Step 3: Prepare to Teach
Expert groups work together to identify the most important information and figure out how they can effectively teach each other. They may collaborate to create a visual (e.g., a poster or slide), a flowchart, a concept map, an outline of key points, or another artifact to use when presenting their content to peers.
Step 4: Jigsaw Time!
An expert from each concept area joins together to create a new “jigsaw group.” Each expert teaches their section to the group. As they present what they have learned, the group focuses on active listening, asking questions, and taking notes.
If teachers are concerned that presenting might feel overwhelming for individual students, they can strategically pair students to move through this process together. Partners work together to develop expertise on their assigned topics and then collaboratively teach their peers what they learned during jigsaw time. Although the jigsaw groups will be larger because each content area is represented by two students, the shared responsibility can increase confidence, support participation, and make the experience more enjoyable and less overwhelming for students.
Step 5: Synthesize Learning
After all experts have shared, students reflect on all of the parts of the topic, text, process, or issue. They may make connections, engage in conversation, create a visual, complete a writing task, or pull their learning together. This task should help them deepen their understanding of the topic as a whole.
This final step also provides the teacher with valuable formative assessment data. These final activities can help teachers informally assess how effective the jigsaw was in helping students learn the content. If gaps, misconceptions, or misunderstandings surface, teachers can address them specifically.
Using The Jigsaw Strategy in a Station Rotation
While many educators associate jigsaw with whole-class lessons, it can also be a powerful addition to the station rotation model. By embedding an “expert investigation” into one station, teachers can increase student ownership, collaboration, and cognitive engagement. A station dedicated to learning about a specific topic that students know they will be responsible for teaching the next day also creates a higher level of accountability for the work happening at the station.
In a station rotation, the jigsaw strategy can be embedded in one station in the rotation as an “expert investigation” experience. At this station, students work in small groups to explore a specific concept using curated resources and guiding questions. Together, they build their understanding and capture their thinking in a format they can use later to teach their peers.

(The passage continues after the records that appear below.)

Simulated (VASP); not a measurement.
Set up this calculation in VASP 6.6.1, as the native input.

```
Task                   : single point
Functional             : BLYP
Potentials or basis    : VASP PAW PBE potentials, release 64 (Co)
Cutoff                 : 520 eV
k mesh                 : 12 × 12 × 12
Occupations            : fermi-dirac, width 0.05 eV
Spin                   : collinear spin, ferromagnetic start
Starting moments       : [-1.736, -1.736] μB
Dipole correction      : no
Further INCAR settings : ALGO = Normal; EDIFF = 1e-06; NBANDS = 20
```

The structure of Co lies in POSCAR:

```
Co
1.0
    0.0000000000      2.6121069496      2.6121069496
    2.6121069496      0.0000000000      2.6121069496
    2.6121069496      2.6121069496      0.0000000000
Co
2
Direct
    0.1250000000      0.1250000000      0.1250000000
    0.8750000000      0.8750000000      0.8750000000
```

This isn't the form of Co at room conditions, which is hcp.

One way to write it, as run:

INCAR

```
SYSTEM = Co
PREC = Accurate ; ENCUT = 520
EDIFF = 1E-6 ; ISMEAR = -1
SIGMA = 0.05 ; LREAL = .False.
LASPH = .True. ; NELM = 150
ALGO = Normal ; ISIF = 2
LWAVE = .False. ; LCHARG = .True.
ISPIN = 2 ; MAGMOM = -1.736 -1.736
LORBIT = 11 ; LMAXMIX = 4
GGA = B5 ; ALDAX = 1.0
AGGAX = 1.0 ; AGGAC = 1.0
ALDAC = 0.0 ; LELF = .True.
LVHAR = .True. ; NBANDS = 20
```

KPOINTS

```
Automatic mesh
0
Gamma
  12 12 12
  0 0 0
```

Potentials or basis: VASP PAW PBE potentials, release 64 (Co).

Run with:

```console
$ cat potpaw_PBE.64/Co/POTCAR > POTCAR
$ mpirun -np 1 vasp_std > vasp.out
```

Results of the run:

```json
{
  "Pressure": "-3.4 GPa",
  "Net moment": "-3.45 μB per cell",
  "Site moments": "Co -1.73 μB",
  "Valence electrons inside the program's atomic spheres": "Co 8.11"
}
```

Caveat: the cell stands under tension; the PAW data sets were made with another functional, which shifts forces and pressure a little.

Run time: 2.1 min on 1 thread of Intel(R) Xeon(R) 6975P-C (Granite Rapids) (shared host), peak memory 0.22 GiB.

As groups of students rotate through the expert investigation station, each group focuses on a different section of content. For example, in the first rotation, the group will explore part one of the content. In the section rotation, the group will explore part two of the content. This approach preserves the structure of station rotation while encouraging cognitive engagement at the expert investigation station. The goal is not simply to complete a task, but to develop enough clarity and confidence that they can support others in learning that content.
AI Integration: Teachers who want to provide multiple pathways into the information to address learner variability and support meaningful choice can create a NotebookLM for each section of the content and use the studio tools to create a video, podcast, explainer, infographic, slide deck, etc. on each topic. That way, each group has a link to their notebook of resources and can explore the information in a format they think will be most accessible.
Then, in the jigsaw phase, which will likely take place in the subsequent lesson, teachers have the option to run part two as another station rotation or a whole-class experience. If teachers want to use a station rotation for part two, they need to regroup students so there is an expert from each section of content grouped together. Then one station is the jigsaw station, where they teach each other.
Day 1: Station Rotation (Part I)
Day 2: Station Rotation (Part II)
Alternatively, teachers can use a whole-group lesson and have jigsaw groups teach each other simultaneously.
Day 1: Station Rotation (Part I)
Day 2: Whole Group (Part II)
FAQs
This strategy does introduce one more moving part to the station rotation method. Here are some questions I receive often in my sessions:
Q: What if students don’t learn the information I want them to learn?
A: This concern comes up often, and it is valid. When students are responsible for teaching each other, it can feel risky. That is why it is important to pair this strategy with ongoing formative assessment. By intentionally checking for understanding throughout the process, teachers can identify gaps and step in with targeted support when needed.
Q: What if a student doesn’t take it seriously and ruins it for their group?
A: One advantage of the station rotation version is that students are working collaboratively to develop expertise, which reduces the likelihood that one student is solely responsible for the learning. If you are concerned about the teaching phase, you can also have students present in pairs so the responsibility is shared.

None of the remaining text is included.